The Obama administration has made improving struggling schools a major part of its education agenda. One piece of that effort is the School Improvement Grant (SIG) program, which received a large one-time influx of $3 billion through the American Recovery and Reinvestment Act of 2009 (ARRA).
This SIG funding came with a host of new regulations for the program, including a requirement that schools use the funds to implement one of four strictly-defined reform models. The models range from replacing some principals and teachers at schools, to complete school closure. But although schools had lofty aspirations, a recently-released Government Accountability Office (GAO) report suggests that many districts didn’t have the capacity or expertise to see them to fruition.
As a quick refresher, in 2010 the Department of Education divvied up $3.5 billion in SIG funds (including regular appropriations) to states in proportion to their share of Title I funds. States then distributed the funds to eligible school districts – those either in the bottom 5 percent in terms student performance or high schools with graduation rates below 60 percent – through a competitive grant process. Schools could receive a maximum grant of $2 million each year for three years. States selected the winning proposals and distributed the funds to districts beginning in mid-2010. Districts in some states received their SIG funds just weeks prior the start of the school year in which they had to implement their selected school turnaround plans.
The GAO report discusses the degree to which states provided capacity and oversight to districts as they adopted their school reform models based on a survey of all 50 states and the District of Columbia. From these surveys and through conversations with officials at the U.S. Department of Education, state education agencies, and districts, GAO identified several areas where states and districts lacked the resources, capacity, or oversight to effectively implement their respective reform plans.

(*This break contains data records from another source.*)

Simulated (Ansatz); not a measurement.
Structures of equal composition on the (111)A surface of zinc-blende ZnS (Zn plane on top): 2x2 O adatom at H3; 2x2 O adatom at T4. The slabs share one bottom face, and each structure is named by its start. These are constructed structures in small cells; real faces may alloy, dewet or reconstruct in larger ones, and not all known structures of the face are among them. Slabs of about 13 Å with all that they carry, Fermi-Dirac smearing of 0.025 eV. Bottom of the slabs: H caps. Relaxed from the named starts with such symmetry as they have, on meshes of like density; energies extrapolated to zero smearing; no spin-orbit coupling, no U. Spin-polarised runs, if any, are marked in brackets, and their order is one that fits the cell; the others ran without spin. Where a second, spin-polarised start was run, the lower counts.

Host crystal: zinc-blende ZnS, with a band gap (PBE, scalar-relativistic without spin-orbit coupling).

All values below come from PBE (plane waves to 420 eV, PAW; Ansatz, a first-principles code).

For example, California, Nebraska, Rhode Island, and Texas all cited budgetary constraints as a major obstacle to effectively administering the SIG program. Though all states were allowed to use up to 5 percent of the funds for administrative purposes, California only used 0.5 percent of its funds for this purpose. It appears that the state, due to budget restrictions, was unable to hire more staff to work on the program and the existing administrative staff was already over-extended.
But money was not the only resource districts and schools were short on. In many states, districts and schools – particularly those in rural areas that already faced staffing shortages – found it difficult to recruit new principals and teachers to replace ineffective school staff. According to the Department of Education, three of the states being monitored did not provide adequate oversight to ensure that schools actually replaced their principals – one of the criteria for schools receiving SIG funds. If staffing schools with high quality teachers and principals is a cornerstone of school improvement, it appears that some schools are already set up for failure.
GAO also noted that many schools struggled to make school reform decisions based on achievement data, either because they did not actually have access to the necessary data or because they lacked the expertise to analyze the data towards meaningful decisions. Schools become SIG-eligible based on their test outcomes. It is troubling that some of the nation’s lowest-performing schools still do not have the capacity to harness this information and learn from it.
When it came time to determine whether schools and districts should receive continued SIG funding, many states renewed grants even when districts were failing to implement their school turnaround plans. States likely understood that these districts faced many challenges with abbreviated timelines and limited capacity. Indeed, some states explicitly acknowledged these difficulties. However, it is unclear whether these states were responsive to their districts’ needs or are currently providing outreach to ensure these problems don’t persist.
The GAO report reveals some significant shortcomings in the implementation of SIGs so far. However, it also raises some important questions about how the Department should move forward with the program. For example, it is clear that districts need more technical assistance and capacity to implement the Department-mandated reforms. But who is ultimately responsible for increasing school capacity – the federal government, states, or districts?
And though prior to 2009 the Department established two systems to help schools boost their capacity for school reform – Comprehensive Centers and Regional Educational Laboratories – they haven’t necessarily filled the capacity vacuum among the lowest-performing schools. These schools either don’t have sufficient access to Department services, or they need more support than is currently available to them.
Similarly, many states renewed district grants even when districts were far behind schedule. What is the right balance between providing extra flexibility to struggling districts and ensuring districts are accountable for the funds they receive? Currently, the Department provides funds, and expects states and districts to oversee implementation. But states have not yet effectively met the needs of their most struggling schools, raising the question of whether a more active federal role is needed.
The School Improvement Grant program can only succeed if schools and districts are given the tools necessary to implement their chosen reform models. Giving districts funds when they lack the capacity to use them wisely seems akin to expecting a team of rookies to win the World Series – anything can happen, but the odds are against them.